How far can one go with photo editing?
Today I have decided to focus on a topic which probably lots of you wouldn’t be essentially interested in. However, I think that those of you who follow big travel accounts on Instagram should read the article.
A few weeks back I started to be irritated by a particular editing style big Insta accounts used. If any of you remember I refer to the orange haze over a photo. It was a new editing trend and sadly most accounts had used it, so in the end my Insta feed looked like an orange (yep, the fruit).
At that time I was even thinking to record an IG Story about it luckily one great Irish photographer was quicker than me. I was really glad that someone more experienced with photography and editing itself has noticed this terrible trend.
Mark has also expressed an opinion in the comments that a photo should be edited individually and not based on what’s trending at the moment. I completely agree with such. This brings me to a current style which irritates me and that’s presets.

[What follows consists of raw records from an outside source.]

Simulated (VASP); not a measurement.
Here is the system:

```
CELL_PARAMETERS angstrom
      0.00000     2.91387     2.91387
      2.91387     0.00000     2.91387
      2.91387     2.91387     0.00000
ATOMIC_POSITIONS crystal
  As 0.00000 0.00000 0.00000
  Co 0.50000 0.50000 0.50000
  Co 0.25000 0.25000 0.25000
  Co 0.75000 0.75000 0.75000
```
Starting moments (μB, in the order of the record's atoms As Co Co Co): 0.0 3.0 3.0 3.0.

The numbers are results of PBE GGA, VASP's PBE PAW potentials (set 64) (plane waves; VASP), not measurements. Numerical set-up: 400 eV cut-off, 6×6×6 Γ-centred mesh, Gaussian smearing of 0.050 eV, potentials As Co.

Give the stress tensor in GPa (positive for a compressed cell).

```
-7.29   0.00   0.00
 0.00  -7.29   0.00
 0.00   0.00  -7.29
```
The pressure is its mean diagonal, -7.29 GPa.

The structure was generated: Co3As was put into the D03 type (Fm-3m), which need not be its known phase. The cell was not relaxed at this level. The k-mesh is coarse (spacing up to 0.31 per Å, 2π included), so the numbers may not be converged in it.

A preset is a file usually in a program like Photoshop or Lightroom which you create and this file contains exact editing settings. Simply once you create a preset and save it you can upload it over any photo. It’s basically a filter which you create yourself. Or you can download presets from the internet (lots of big accounts offer their presets for a small charge).
There are countless accounts working exactly like this. Some of them I follow but just because the photo isn’t completely out of its original. On the other hand lots of accounts are using only four presets – spring, summer, autumn and winter. Go and check your favourite accounts and for sure you will notice that they have about ten to fifteen pictures in a row with the same colours. It’s not that obvious on some photos (usually summer and winter editions as blue and white are already a part of the original file). Autumn is much worse – the photo is either morbid without shooting the original photo during a cloudy day or the photo is orange. This time we talk about real orange (the colour, not the fruit).
You probably don’t think about presets when looking at an edited photos and it’s more like “Woa it’s beautiful over there!”. Recently I had an opportunity to see a few before and after and it’s a pity that there’s not a single colour brought from the original to its edited self.
So I’m asking – how far photo editing will go? What will be the next Insta edit trend? Are we so obsessed with likes and perfection that we are erasing the original?
Photography and editing afterwards is for sure a craft but mostly art. I believe that everyone who takes photos is an artist and with their photos and editing they are trying to express themselves. However I do wonder what does a photographer trying to express with twenty photos edited completely the same way? Those photos may look nice but the originality of each photo is killed let alone the location.
Personally, lately I have jumped on the IG theme train to make my look IG feed a bit organised when it comes to colours. However I do not use any presets nor filters. I edit every photo independently of the rest and then I choose three photos with same/similar colours and create a row on my IG. I can’t possible imagine to edit all photos from the same shoot exactly the same and therefore killing their own individuality and originality.
If you are interested – here is my Instagram. At the moment I share mostly photos from articles here however there will be more wide content coming up soon.
The cover photo is mine – from my Garmisch-Partenkirchen trip. It is also the only photo I have ever edited that heavily so you can clearly see the difference between before and after. It is probably also the only photo where I used a colour which you cannot find in the original (orange clouds .. uh, orange again).